I do, and I really do enjoy breastfeeding... I supposed, I'm lucky enough, to be a happy breastfeeding mother...
and I know very well, I'll definitely have big emotional problem, when it's time to wean, yes, call it the “separation anxiety”...
I do and I pray for a baby-led weaning session, and that, it may not be too bad... ^_^
Next question is, how to wean me off baby?? hahahahaha!!! ya... again, blame it on the technical term called “separation anxiety”...
Though... I think, I've been doing just fine!!! Letting her “go” just for a little while, and to keep myself occupied, next in line, is my PC (at the moment, my new “netbook”, hahaha!!)
Why??
Well... as a mother... as a mother, who loves her baby... so much... and I'm one who believes, “if you love somebody, you should let him/her go” type of person... and I want her (even though, she's just a baby, and shower of love, will never be enough for her) to learn that... one day, I may just leave her (who knows?? after my beloved mother's car accident, nothing's permanent) though I wish to be with my baby for as long as God permits... and therefore I pray...

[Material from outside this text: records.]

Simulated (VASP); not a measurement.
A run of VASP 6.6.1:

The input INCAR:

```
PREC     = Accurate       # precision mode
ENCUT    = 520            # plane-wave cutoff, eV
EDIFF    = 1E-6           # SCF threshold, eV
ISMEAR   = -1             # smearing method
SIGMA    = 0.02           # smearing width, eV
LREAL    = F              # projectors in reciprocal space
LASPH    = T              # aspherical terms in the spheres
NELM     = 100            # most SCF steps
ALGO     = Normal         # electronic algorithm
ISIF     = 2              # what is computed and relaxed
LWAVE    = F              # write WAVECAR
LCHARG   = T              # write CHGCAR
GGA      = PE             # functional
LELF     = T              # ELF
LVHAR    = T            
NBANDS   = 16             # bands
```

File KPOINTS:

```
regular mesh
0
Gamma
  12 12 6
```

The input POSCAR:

However... and yes, however... I want her to know that, besides me, there're other people who she can rely on, if one day, I'm not there for her, and there're also other people who'll love her (though, I bet, not as much as big mama, right?? ^_^) and help her, when she needs it... and that... the world's still full of hope and love... which is extremely important...
while... of course from time to time, I shall also share with her, the “other” side... of the dark world... hahaha!!!
Training her to receive the whole big world out there, while training myself to accept the whole one-person world in here... sob sob!!!